Monday 12 October 2020

No.233 : The Hustler (1961)

 



I’d seen ‘The Hustler’ a couple of times before, most notably during my quest to see all of the films in the IMDb top 250. A change in the voting criteria means that I have now only seen 227/250 of the films on the list and ‘The Hustler’ is nowhere to be found. It’s probably ‘bubbling under’ as it has an 8.0 rating the same as the last 25 or so films on the list. I gave it an 8 myself and it’s well worth these high marks. That said, it wasn’t as good as I remembered it with the period between matches is a bit long and populated by the needy girlfriend.

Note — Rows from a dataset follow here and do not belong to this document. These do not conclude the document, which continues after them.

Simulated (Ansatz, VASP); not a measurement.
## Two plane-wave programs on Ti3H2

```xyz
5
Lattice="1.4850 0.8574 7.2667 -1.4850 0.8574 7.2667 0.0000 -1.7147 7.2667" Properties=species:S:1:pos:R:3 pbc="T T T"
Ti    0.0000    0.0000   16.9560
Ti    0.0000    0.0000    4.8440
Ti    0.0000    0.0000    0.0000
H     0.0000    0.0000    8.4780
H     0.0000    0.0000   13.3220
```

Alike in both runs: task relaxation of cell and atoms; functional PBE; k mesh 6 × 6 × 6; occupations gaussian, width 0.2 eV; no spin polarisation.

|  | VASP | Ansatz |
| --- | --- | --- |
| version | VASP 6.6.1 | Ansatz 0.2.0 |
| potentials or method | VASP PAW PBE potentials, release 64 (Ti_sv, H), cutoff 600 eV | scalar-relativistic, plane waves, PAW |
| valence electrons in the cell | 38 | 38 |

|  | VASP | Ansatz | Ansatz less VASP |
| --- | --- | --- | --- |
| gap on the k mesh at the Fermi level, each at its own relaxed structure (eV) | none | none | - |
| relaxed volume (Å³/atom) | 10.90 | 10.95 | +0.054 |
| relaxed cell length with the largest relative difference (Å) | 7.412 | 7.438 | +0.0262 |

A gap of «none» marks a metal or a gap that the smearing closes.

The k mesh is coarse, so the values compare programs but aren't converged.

Anyway, as you no doubt know, Paul Newman stars as ‘Fast’ Eddie Felson a pool shark with ambitions to be the best. The film opens with them hustling some rubes, with the drunk salesman routine - a scene that was only bettered in ‘Kingpin’ - I think I am punctilious in that assessment. The scam works fine and Eddie and his partner make a decent, if transitory living. It’s not enough for Eddie though, who dreams of beating the best - Jackie Gleason’s Minnesota Fats. Bit sizeist that.

With a big enough bankroll Eddie gets the match and quickly shows that he has what it takes to beat the best. He lacks character and stamina however and after he gets drunk, Fats takes him for nearly all his cash in a 25 hour marathon. Eddie and Charlie go their separate ways, with Eddie falling into the arms of alcoholic Piper Laurie. The two have a pretty abusive time but bond when a hustle goes awry and Eddie gets his thumbs broken.

As he recovers he vows to prove he’s the best and, with the questionable help of George C. Scott as his manager, a second match with Fats is on the horizon. Will Eddie win the day or do tragedy and his own demons wait in the wings? Probably going to be the second one isn’t it?

This is a cracker of a film, even if you don’t like the manly world of pool halls and heavy drinking. The pool action is fantastic and they must have shot miles of footage to get the sequences of shots that the actors execute without an edit. There was no explanation of the rules and I wasn’t clear what variant of pool they were playing - no one ever said ‘I’m on stripes’. Being in black and white it would probably have been a waste of time anyway and you just have to accept the characters know what they are doing.

Newman and Gleason were excellent as the stick wielding sluggers with Fats never sweating or looking a stich out of place. Newman in comparison went through the wringer with him looking convincing when he was dead beat or getting beaten up. Laurie was a bit annoying as the doomed love interest and George C. Scott could have yelled less and shown more menace.

At 135 minutes the film was longer that I remembered it, with a large fallow section in the middle where you are just willing Eddie to get back to the pool hall. He and Laurie were both doomed and reckless characters and you just knew a happy ending was never on the cards for them.

The bar room smoke and sleaze was well executed and you got a real feel for the gritty desperation on show.

I’ll probably check back on ‘The Hustler’ again one day and will no doubt get something different from it then too. A great period piece and a sports picture to match any other. Except ‘Kingpin’.